This question is connected to the old post:
But 1. was explained more in the string language, and 2. did bring up some additional interesting arguments without the need of the string language.
The space time was said to have 1 time dimension and 3 spacial dimension. I wonder if there's any connection, just from purely lagrangian perspective, which means the argument could be applied to both relativity and quantum, to the fact of the number of fundamental forces. The fundamental forces have 1 weakly interacting force, gravity, which connected to the the time itself, and 3 strong interaction forces, constrained the movement in space, strong, weak and electromagnetic, though the later was explained in the electroweak unification.

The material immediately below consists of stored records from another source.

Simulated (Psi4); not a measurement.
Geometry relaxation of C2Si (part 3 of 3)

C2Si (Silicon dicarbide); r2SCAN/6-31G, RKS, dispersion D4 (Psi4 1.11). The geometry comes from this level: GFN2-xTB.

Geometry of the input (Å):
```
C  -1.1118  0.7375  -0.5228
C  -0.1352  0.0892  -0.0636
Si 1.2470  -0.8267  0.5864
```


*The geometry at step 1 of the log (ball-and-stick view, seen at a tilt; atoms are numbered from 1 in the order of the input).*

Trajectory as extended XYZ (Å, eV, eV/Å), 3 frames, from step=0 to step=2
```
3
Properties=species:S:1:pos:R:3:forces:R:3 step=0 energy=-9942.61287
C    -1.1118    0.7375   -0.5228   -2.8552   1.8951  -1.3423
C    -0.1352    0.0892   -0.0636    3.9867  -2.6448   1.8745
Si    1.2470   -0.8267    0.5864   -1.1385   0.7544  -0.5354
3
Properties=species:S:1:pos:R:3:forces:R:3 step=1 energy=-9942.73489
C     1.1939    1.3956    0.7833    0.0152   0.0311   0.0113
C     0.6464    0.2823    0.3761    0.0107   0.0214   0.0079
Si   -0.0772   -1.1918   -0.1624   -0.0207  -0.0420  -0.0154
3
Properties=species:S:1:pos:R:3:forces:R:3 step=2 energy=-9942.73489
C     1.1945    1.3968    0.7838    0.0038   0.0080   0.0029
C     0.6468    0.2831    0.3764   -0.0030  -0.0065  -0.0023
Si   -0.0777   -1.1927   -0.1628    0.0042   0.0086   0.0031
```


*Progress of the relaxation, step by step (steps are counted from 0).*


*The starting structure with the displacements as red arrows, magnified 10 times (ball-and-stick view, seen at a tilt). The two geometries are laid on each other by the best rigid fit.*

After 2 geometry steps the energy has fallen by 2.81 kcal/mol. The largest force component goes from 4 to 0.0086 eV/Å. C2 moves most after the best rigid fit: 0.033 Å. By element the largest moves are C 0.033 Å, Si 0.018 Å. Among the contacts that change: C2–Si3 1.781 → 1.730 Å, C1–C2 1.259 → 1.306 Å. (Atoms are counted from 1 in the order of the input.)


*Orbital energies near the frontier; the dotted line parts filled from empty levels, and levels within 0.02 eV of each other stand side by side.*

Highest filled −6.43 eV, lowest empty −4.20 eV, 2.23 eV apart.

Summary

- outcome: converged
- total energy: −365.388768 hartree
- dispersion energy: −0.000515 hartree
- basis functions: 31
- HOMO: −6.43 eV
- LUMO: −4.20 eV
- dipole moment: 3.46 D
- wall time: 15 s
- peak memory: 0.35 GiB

Historically after the standard model, the number of the fundamental forces were not quite interesting, as explained in 1., and it's not so obvious in Gravity as explained by John Rennie in 2 (https://physics.stackexchange.com/a/129868/209383), but I'm thinking that, just from a purely lagrangian perspective, is there some sort of hidden constraints that might have overlooked that actually stated that the number of fundamental forces had to be 4? For example, Peter Wills in 2 (https://physics.stackexchange.com/a/181095/209383 ) quoted Max Tegmark's little article(though the language was explained in strange terminology again), that, just from the property of the possible PDE solutions, the solution which was intended for the current perspective of physics meant the number of space time out to be 1 for time and 3 for space. But is there any connection between the way of the allowed fundamental interactions and the dimension of the spacetime, just from the lagrangian alone?
Is there any connection between the number of spacetime dimensions and the number of fundamental forces?